Revised Targets Continuing to “accretively expand in to the heart of the Clearwater to significantly bolster its long-term value proposition,” National Bank Financial analyst Dan Payne thinks Tamarack Valley Energy Ltd. is “defying the odds and coming out on top.”
Resuming coverage following its $1.4-billion deal for Deltastream Energy Corp., he said the Calgary-based company is gaining a “significant & scalable inventory of opportunities” in a key region of the Clearwater heavy oil play, calling it a “best in class asset acquisition.”

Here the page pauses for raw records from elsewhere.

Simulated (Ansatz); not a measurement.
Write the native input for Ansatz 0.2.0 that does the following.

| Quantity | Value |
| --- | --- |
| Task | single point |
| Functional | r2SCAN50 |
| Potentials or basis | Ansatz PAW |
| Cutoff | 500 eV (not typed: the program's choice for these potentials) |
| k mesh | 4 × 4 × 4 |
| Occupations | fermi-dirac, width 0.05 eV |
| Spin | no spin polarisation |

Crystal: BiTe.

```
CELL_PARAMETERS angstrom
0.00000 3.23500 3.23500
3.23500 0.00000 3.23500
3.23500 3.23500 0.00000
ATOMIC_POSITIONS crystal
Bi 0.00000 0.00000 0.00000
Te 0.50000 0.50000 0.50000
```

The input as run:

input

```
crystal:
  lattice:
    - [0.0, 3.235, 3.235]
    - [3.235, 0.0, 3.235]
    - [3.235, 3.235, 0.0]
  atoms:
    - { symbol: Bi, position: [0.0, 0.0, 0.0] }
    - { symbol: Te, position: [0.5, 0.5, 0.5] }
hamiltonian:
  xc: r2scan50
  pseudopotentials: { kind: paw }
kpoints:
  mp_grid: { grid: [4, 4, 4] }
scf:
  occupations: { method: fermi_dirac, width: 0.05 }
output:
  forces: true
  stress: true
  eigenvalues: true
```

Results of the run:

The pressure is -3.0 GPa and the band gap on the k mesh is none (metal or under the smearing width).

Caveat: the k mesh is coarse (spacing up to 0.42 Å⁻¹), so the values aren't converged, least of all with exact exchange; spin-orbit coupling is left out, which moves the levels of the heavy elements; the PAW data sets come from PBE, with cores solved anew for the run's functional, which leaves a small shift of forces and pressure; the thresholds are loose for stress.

“The acquired assets add high-returns within the heart of the Clearwater fairway at Marten Hills, Nipisi & Canal, expanding the company’s dominant position as the largest operator in the project, where scalable assets with high-velocity of recirculation of capital (backstopped by infra.) and upside from waterflood, significantly carries the long-term value proposition,” said Mr. Payne. “Proforma, the company’s balanced & return-focused strategic-orientation will be augmented, with a view towards delivering ‘23 production of 70 mboe/d (83-per-cent liquids) on the basis of a less-than $450-million capital program that is derived within a less-than 40-per-cent payout (30-per-cent free cash yield implied).
“Priorities of free cash (in addition to long-term 2-3-per-cent growth) will remain through an increased cash dividend and 4-per-cent cash yield ($0.15 per share, up 25 per cent), repayment of associated obligations (18-per-cent payout) and enhanced returns. Its expanded cash dividend and long-term enhanced returns are secured through $500-600-million annual FCF (the latter to come past H2/23).”
Mr. Payne has an “outperform” recommendation with a $9 target, up from $8 previously, for Tamarack Valley shares. The average on the Street is $7.60.
“Pro-forma the transaction we see the stock offering a 70-per-cent return profile (vs. peers 34 per cent) on leverage of 0.5 times D/CF [debt to cash flow] (vs. peers negative 0.1 times), while trading at 2.0 times EV/DACF [enterprise value to debt-adjusted cash flow] (vs. peers 1.8 times),” he said.
Elsewhere, others making changes include:
* CIBC World Markets’ Jamie Kubik to $6 from $6.50 with an “outperformer” rating.
* BMO’s Mike Murphy to $5 from $6 with a “market perform” rating.